Women’s literature has often been defined by publishers as a category of writing done by women. Though obviously this is true, many scholars find such a definition reductive. What makes the history of women’s writing so interesting is that in many ways it is a new area of study. The tradition of women writing has been much ignored due to the inferior position women have held in male-dominated societies. It is still not unheard of to see literature classes or anthologies in which women are greatly outnumbered by male writers or even entirely absent. The onus of women’s literature, then, is to categorize and create an area of study for a group of people marginalized by history and to explore through their writing their lives as they were while occupying such a unique sociopolitical space within their culture.
Before the introduction of women’s literary history colleges into academia and the renewed efforts of scholars to explore, recover, and preserve the literary tradition, women themselves were often the only champions of themselves, their contemporaries, and their predecessors. Mary Wollstonecraft‘s A Vindication on the Rights of Women (1792) is a landmark treatise that paved the way for many women after her to not only publish their works but also to engage in the overall critical discourse surrounding the issue of women in literature.
Occasionally there were men who spoke out alongside women. Some of the first recorded attempts to note women’s contributions to literature were catalogs published in the 18th century and were written by men. Feminead (1754) by John Duncombe and Memoirs of Several Ladies of Great Britain Who Have Been Celebrated for their Writing or Skill in the Learned Languages, Arts, and Sciences (1752) by George Ballard are two such manuscripts.
Yet for the most part, the majority of people interested in reading and responding to works written by women were other women. One prime example of this is The Female Advocate: A Poem Occasioned by Reading Mr Duncombe’s Feminead (1774) by Mary Scott. The poem was Scott’s first publication and is notable because it praises other women writers publishing at the time, including children’s writer Sarah Fielding and Anna Laetitia Barbauld, a writer whose political opinions eventually led to her being blacklisted after she published an inflammatory poem on her disagreement with the British Empire’s involvement in the Napoleonic wars.
In fact, only a renewed interest in women’s literary history led Barbauld to retake her place in the literary canon. Virginia Woolf’s A Room of One’s Own (1929) is often considered a driving force behind this movement. Considered by many to be Woolf’s master work, the long form essay is told through a fictionalized narrator and presents an argument on the necessity of both a metaphorical and literal “room” for women’s literature within the literary tradition. The book also served as the inspiration for the literary journal Room (formerly titled Room of One’s Own). The journal was launched in 1975 and specifically seeks to publish and promote works by female writers.

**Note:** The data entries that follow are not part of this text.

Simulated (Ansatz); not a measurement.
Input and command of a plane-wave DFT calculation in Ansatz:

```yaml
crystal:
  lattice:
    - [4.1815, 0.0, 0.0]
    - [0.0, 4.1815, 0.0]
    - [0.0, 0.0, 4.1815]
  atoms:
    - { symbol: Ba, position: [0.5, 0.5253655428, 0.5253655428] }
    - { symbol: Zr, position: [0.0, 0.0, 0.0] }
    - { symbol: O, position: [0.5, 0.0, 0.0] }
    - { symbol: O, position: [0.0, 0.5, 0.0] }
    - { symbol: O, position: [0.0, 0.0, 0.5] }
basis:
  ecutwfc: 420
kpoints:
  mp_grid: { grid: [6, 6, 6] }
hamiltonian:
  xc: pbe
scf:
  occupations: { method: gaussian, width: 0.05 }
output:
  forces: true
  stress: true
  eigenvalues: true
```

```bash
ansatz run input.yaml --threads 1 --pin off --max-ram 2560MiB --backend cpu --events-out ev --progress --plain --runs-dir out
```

Second wave feminism in the ’70s and ’80s sparked a resurgence in forging a place for the works of women. Colleges began offering courses in women’s history and literature. Presses were founded that dedicated themselves to publishing lost or ignored works by women. In recent years a greater emphasis on intersectionality has encouraged exploration into the relationship between race, gender, religion, and class to even further prove the importance of the acknowledgment of the place of marginalized groups in literature.
Writers like Toni Morrison, Adrienne Rich, and Margaret Atwood whose work exemplify the need for acknowledgment and activism prove that there is a place for this dialogue and that a room of one’s own benefits not only women, but the literary tradition as a whole.